My First Time – Book
In everyone’s life, there is a first time for something and depending on what that something is, it could be a very memorable and life changing event. From your first cavity, first date, first time having sex to your first show, these are things that can stick with you and hopefully in most cases they have good memories associated with it.
My First Time is a collection of various people’s stories about their first punk rock show. Going to your first concert is a pretty monumental even if you are a music fan, going to your first punk rock show however “back in the day” was truly a life altering experience like no other. I can pretty vividly remember many details about my first ever punk show and it appears that I’m not alone in that ability as this book is filled with stories that often parallel my own.

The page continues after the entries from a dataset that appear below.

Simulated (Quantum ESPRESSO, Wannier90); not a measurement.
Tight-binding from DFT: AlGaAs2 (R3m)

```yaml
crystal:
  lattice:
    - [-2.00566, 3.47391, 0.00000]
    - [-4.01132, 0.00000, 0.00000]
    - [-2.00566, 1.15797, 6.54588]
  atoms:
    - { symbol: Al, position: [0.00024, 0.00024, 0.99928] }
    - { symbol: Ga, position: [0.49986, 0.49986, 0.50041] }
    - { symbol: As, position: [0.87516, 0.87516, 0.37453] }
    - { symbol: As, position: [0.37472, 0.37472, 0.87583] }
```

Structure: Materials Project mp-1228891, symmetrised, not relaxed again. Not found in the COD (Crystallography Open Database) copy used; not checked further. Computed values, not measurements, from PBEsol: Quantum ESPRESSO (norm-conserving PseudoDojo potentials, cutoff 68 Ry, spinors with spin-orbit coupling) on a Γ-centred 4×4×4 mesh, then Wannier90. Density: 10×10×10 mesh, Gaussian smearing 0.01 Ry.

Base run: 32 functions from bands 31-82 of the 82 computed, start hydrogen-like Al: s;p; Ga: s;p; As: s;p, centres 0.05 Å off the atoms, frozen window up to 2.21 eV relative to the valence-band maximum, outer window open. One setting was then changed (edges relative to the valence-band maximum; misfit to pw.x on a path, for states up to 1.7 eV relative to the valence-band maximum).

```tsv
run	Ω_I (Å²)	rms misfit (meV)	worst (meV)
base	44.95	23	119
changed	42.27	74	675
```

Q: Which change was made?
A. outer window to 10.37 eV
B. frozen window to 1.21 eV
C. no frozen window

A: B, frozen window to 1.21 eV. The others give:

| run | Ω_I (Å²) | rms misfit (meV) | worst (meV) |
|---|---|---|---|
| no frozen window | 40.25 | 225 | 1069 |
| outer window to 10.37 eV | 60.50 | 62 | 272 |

Through the various stories included, the shows and the time-lines will vary, but in nearly all cases they have a very similar trait; the show opened up a whole new world and a whole new way of thinking to the various story tellers and their lives were forever changed by these shows. It was the start of a whole new world for many of them, a sentiment this reader can easily echo.
A variety of people from a couple different generations of punk rock both familiar and unknown have contributed their stories to this book including such people as Joe Queer (The Queers), Scott Kelly (Neurosis), Blake Schwarzenbach (Jawbreaker), Al Quint (Suburban Voice zine) and a host of others, many whose names I am unfamiliar with but loved hearing their stories. The stories average about 3-5 pages each and on occasion there is a photo to accompany them.
Weighing in at 190 pages, My First Time is a pretty quick read and because it is made up of small stories of only a few pages, it is a great book to have around when you find yourself with a couple minutes of downtime to kill. Every story was entertaining on its own and it all helps sell the point that punk rock and punk rock shows were once a life changing experience that people will never forget and harkins back to a time when the punk rock scene was something unique and exciting, and wasn’t just another form of music and dress that you can buy at the local shopping mall. A book collecting such stories is a pretty neat concept that can easily lend itself to any number of sequels and hopefully there will be another volume like this as it made for some very enjoyable reading that opened u a lot of nostalgic memories of my own show-going experiences in my youth.